For retailers comfortable that their fresh produce will still draw consumers into stores, Dubroy cautions that as it becomes more accessible, consumers will start to migrate online for their groceries. A device like Dash could make it ever easier. In the U.K., he says 40% of consumers already purchase their groceries online. In Canada, startups and smaller grocery chains have already begun to train customers about the ease of digital grocery shopping.
For manufacturers, Dash could force them to rethink their marketing strategies for a more omni-channel approach – how you choose a product in store versus online is different. And, a device like this could make it even harder to get new customers: how do you convince someone to buy a new product when all they have to do is scan their tried-and-true brand and they’re done?

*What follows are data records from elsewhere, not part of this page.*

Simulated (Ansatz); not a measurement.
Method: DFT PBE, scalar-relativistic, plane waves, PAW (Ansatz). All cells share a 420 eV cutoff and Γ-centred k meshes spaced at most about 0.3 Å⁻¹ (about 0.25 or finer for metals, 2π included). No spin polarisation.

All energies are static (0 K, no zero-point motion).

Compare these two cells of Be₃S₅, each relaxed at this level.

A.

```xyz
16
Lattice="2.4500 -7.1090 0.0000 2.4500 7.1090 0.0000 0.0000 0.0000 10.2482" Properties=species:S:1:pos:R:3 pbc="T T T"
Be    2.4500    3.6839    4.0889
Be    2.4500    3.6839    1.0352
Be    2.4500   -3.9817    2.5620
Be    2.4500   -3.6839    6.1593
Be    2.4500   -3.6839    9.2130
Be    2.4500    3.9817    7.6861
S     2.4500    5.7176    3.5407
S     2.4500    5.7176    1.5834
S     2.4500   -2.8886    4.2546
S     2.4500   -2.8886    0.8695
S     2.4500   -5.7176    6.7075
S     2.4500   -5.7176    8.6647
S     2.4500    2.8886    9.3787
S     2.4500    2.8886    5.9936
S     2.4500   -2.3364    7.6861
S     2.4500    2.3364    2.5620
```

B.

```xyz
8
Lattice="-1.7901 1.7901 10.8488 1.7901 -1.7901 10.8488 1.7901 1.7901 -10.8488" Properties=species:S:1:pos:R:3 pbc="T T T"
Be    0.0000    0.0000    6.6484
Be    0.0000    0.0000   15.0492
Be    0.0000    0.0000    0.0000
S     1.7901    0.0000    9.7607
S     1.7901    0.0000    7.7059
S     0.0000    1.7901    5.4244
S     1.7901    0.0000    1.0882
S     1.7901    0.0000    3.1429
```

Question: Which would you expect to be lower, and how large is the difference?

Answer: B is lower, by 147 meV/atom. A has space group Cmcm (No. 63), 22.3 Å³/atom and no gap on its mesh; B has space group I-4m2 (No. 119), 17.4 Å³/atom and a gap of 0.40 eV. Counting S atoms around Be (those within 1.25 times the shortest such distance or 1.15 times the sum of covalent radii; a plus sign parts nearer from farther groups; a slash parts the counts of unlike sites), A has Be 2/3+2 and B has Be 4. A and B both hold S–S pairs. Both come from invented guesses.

Digital grocery shopping is still in its infancy here in Canada, so retailers don’t have to worry about the Amazon effect just yet. However, Amazon has announced plans to roll Fresh out globally and media reports have circulated that it may be coming to Canada this year. And with the increased product selection, dry grocery items may become the staple of Amazon purchases, chipping away at bricks-and-mortar’s share.
Canadian retailers haven’t been inactive in the digital grocery space, however. Longo’s Grocery Gateway has been in the grocery delivery business for a few years now, and last month, Metro rolled out an update to its phone app allowing consumers to scan a bar code at home to automatically add an item to their shopping list (though, the consumer still has to head to stores to pick it up), while Loblaw has been exploring options to allows consumers to buy online and pick up groceries in stores, with a pilot rolling out later this year to test online grocery pick-up at two stores.